50 years ago, Porsche won Le Mans for the first time
The beginning of an enduring love story
Motorsport is ready to get back to business after a long hiatus and as we look forward to the start of the 2020 F1 season and the (re)start of the 2020 Formula E season, I thought it would be nice to take a moment to celebrate a very special occasion.
Almost exactly 50 years ago (on June 14), Porsche won Le Mans for the first time, something it would then proceed to do again and again for the the next fifty years. The love story between Porsche and endurance racing has produced 19 overall victories and 108 class wins, thus making Porsche the most successful manufacturer in the history of Le Mans.

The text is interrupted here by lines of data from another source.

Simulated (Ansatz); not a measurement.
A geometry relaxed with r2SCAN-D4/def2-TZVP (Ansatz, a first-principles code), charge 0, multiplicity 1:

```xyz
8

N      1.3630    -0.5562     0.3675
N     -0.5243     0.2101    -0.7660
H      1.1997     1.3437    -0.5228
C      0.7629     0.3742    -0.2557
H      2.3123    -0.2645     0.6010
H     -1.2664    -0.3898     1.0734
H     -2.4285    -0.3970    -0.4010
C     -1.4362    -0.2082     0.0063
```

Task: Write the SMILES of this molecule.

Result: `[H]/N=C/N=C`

The journey was long and gradual. Porsche entered and won its first ever endurance classic race in 1951, with a 356 SL but for several years, until the late 1960s, the German brand kept its focus on smaller displacement classes. In 1969, they finished in second place, literally 75 metres away from first place in what remains, to this day, the closest Le Mans finish in history.
Finally, on 14 June 1970, they won. And they did big time, by grabbing first, second and third place with Richard Attwood and Hans Herrmann, at the wheel of a 580-hp Porsche 917K, Gerard Larrousse and Willy Kauhsen in the Martini Porsche 917 LH and Rudi Lins and Helmut Marko in the Porsche 908/02.
That was just the beginning. One year later, 33 out of 49 cars in the race were Porsches. In 1974, Porsche introduced the first turbo racer at Le Mans, the 911 Carrera RSR 2.1 Turbo and in 1976, the 936 Spyder recorded the first turbo victory in the history of the race. They kept on winning in the following years, including seven consecutive wins between 1981 and 1987.
In 1998, the Porsche 911 GT1 `98 was the first Le Mans racer built with a carbon fibre monocoque and carbon fibre brakes and in 2014, they introduced the Porsche 919 Hybrid, winning Le Mans in 2015, 2016 and 2017.